AS Kevin Kilbane trotted back to the centre circle after being engulfed by pretty much the whole of the Irish squad near the home dugout at Lansdowne Road on Wednesday night, Mick Byrne turned around, grabbed the FAI badge on his tracksuit and pointed up to the press box, launching what would no doubt be referred to in the tabs as 'an expletive-filled tirade'.
Inside two minutes, Ireland were showing once again just why the only anger worth using within their set-up is the kind they direct at themselves. Nobody stood in front of Tomas Rosicky's quick free-kick even though he'd been taking them at the earliest opportunity all evening; Stephen Kelly's left-back position was empty for the first time all night; Paul McShane was a half-yard off Jan Koller but was motioning him towards where his left-back should have been. For want of a calm head, the war was lost.
Truth is, calm heads would have come in handy in more than just obstructing Rosicky's free last week. The white noise of two-pint punditry and off-the-mark hysteria so obscured the main sticking point as to make it almost invisible. You could have done a roaring trade down Dublin's Moore Street with the amount of red herrings that were available for public consumption. Truth is, the crisis in Irish football doesn't exist because someone mocked Steve Staunton up as Kermit the Frog or because Lee Carsley didn't play against Cyprus or even because 14 players had to pull out through injury.

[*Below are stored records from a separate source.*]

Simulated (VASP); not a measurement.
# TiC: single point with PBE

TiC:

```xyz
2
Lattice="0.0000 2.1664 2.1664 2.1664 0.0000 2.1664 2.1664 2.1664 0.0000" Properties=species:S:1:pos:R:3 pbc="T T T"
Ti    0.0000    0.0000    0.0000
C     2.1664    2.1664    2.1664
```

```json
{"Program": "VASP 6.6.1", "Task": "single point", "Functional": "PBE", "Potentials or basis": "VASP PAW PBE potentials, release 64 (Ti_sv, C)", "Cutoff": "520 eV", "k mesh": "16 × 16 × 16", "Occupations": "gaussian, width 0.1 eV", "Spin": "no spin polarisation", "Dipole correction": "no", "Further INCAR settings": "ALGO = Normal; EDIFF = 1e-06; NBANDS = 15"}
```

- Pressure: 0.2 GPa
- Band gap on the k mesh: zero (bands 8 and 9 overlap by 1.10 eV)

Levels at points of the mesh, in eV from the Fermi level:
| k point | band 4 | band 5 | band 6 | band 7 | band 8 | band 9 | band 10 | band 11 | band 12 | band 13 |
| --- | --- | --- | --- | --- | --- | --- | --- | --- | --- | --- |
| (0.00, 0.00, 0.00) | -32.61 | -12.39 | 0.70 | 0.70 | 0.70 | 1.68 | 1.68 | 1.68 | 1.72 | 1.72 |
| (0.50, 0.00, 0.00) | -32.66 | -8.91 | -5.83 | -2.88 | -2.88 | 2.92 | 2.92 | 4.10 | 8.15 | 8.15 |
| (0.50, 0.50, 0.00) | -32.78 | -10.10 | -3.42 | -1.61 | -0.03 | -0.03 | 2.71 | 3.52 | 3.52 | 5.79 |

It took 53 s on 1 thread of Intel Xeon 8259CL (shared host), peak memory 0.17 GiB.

The one and only reason for the crisis is that the man in charge of the team hasn't convinced anybody that he is up to it. And for all the improvement evident on Wednesday night, nobody can pretend that a 1-1 draw with the Czechs changed many minds. The defeat in Cyprus obliterated what trust there had been between the manager, the team and the public;
Wednesday night was chocolates and flowers and a desperate attempt to get back in the good books. It saved Staunton's skin in the short term but he'll have to get used to the surrounds of the doghouse for the next while.
Before Cyprus, it was silly to suggest that he be removed from office. Not because he was doing such an outstanding job but because having been made, the bed was there for the lying in. Check back to what people were saying when he took over in January. Great servant. Pride in the jersey. Give him a chance. Hope for the best. Beyond John Delaney and some FAI Pollyannas, nobody pretended that he was anything other than a triumph of what was left after Martin O'Neill wasn't interested.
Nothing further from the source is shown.